These are some notes of courses that I’m teaching or have taught in the Hebrew University.

Logic 1 (80423) (Winter 2019). This course is the basic course in mathematical logic, presenting Gödel’s completeness theorem and related subjects. The lecture notes are in Hebrew; if you already know logic, you can use this opportunity to learn Hebrew.

Logic 2 (80424) (Spring 2020). This course is about Gödel’s incompleteness theorems and related subjects, including an introduction to recursion theory.

Basic set theory (80200) (Spring 2022).

Model theory and homogeneous structures (80645). This course covers selected topics from the model theory of homogeneous structures such as omega-categoricity, Fraïssé limits, generic automorphisms, interpretations, ample generics, the small index property, and Ramsey theory.

Model theory 1+2 (80616, 80824) (2017-18). This course starts from a basic introduction to model theory, goes through the Baldwin-Lachlan proof of Morley’s theorem, and ends with general stability theory and some applications.

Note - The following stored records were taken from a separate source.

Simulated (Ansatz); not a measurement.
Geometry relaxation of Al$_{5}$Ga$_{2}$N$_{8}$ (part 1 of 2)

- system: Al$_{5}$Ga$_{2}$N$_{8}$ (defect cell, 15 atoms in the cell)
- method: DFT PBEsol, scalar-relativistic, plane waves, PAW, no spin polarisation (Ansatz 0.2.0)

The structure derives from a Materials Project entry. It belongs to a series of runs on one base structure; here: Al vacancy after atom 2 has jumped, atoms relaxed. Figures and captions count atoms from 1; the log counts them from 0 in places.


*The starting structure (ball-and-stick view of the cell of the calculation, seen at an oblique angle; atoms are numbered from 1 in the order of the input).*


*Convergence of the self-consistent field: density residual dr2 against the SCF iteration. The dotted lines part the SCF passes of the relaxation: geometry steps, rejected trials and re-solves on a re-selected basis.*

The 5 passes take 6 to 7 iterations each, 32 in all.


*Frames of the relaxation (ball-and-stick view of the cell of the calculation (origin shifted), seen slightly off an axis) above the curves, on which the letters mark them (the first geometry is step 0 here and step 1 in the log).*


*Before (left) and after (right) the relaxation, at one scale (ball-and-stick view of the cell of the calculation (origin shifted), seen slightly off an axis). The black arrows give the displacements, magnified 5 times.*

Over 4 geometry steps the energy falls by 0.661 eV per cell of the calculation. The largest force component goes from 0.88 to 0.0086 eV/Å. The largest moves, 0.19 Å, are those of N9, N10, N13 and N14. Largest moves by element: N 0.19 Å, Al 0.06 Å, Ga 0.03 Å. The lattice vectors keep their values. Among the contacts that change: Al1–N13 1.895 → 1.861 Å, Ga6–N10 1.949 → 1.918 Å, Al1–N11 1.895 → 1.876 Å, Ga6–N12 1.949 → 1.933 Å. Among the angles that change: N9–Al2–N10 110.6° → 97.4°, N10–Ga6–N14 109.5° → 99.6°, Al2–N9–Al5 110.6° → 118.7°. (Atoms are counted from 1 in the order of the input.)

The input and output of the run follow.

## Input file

Introduction to forcing (80579) (2017). This course covers the basics of forcing. It concludes with a proof of the consistency of Martin’s Axiom.

Geometric stability theory (80896) (2020-2021). The original goal of this course was to analyze totally- categorical theories, but fell short on this, and instead covered some parts of geometric stability theory, mostly following Martin Bays’ notes, culminating in the proof that any unimodular minimal set is locally modular.